In response to "Pro-Choice" from The Escapist Forum: It hadn't occurred to me until I read this article that from the perspective of the consumer dealing with DRM, games are a lot more like movies and e-books than they are like music. What I mean by that is what happens the *second* and subsequent times one goes to use a piece of media one has purchased.
If I buy a song, the second, third, fourth...hundredth time I listen to the song, it's as good as the first time; in fact, I've found with songs and albums the most enjoyable 'listens' aren't the first or second, but the couple after that. If the song doesn't wind up overplayed on radio and stays a deep album cut, I can be as much into a song *years* later as I was the first time I heard it.
On the other hand, movies and books and games are almost always the most fun that first time through. I guess if I was really into film as an art form that might be different, but, I think when it comes to the average consumer the *novelty* of the plot is an essential part of the enjoyment, however much they may enjoy the mechanics of gameplay or the special effects of a movie or the clarity of a piece of writing.
We use the word "library" for books most of all, and sometimes for film, games, and music; I think, however, music gets used in a library-like fashion more heavily and by more people than any of the others.

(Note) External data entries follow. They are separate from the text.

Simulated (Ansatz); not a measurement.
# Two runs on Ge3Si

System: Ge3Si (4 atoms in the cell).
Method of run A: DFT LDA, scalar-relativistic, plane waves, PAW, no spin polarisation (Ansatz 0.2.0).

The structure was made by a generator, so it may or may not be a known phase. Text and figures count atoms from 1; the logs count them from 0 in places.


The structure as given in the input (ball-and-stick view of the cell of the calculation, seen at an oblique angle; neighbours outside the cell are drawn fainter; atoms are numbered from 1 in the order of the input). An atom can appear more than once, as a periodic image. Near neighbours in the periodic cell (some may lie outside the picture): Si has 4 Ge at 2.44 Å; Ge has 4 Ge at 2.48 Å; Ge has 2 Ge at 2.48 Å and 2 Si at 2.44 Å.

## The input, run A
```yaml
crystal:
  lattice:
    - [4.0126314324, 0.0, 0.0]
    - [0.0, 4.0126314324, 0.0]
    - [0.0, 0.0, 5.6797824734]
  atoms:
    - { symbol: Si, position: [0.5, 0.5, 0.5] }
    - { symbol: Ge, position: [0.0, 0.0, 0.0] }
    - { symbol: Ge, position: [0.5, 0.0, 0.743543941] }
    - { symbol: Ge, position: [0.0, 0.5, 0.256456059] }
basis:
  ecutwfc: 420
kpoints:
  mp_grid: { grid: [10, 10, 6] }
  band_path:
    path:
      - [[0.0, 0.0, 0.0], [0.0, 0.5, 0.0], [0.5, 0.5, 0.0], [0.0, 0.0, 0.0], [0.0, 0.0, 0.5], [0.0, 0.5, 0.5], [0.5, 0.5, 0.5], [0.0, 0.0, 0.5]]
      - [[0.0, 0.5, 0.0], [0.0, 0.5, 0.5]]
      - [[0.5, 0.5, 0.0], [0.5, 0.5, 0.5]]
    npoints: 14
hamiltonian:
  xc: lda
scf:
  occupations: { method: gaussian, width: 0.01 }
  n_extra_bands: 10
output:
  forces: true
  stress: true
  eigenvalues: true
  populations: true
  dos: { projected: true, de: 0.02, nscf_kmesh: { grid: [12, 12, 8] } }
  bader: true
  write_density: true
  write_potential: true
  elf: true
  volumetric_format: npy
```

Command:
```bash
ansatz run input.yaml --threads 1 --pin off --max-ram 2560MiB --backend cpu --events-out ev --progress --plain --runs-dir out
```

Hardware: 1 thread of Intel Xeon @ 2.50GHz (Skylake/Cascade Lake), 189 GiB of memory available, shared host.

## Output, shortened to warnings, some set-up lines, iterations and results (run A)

So what does that have to do with DRM? Well, it means the consumer has way, way more to lose when they run into DRM problems affecting their music library. Obviously on a first play DRM problems are equally bad no matter what it is. However, I lose a lot more if I only get to listen to a song ten, twenty, even fifty times before DRM makes my old music files useless than if the same things happens to a game or a movie or an e-book, even if that's only the second or third time I'm using my e-book/game/movie file. ... I think that's a big part of why getting DRM out of music is a much, much bigger deal than it is with games/e-books/movies. When a person goes to buy a piece of music, they're thinking a lot more about the use they'll get out of this over the years as a piece of a library than they are when they buy games and e-books and movies. And DRM makes people feel like they don't have a library - it's more like a bookmobile, and you never feel safe that they aren't just going to drive off with all your media one day.
In response to "Third World Pirate" from The Escapist Forum: An excellent article, with some tweak in the details about failed economic policies, it would apply perfectly to Brazil (where I come from) as well. We did not have an economic crisis on the same scale as Argentina, but the government switched from a 0-import duties policy to one that essentially doubles the price of any imported game, while the local distributors sell the same games charging slightly less than the price of a legally imported game.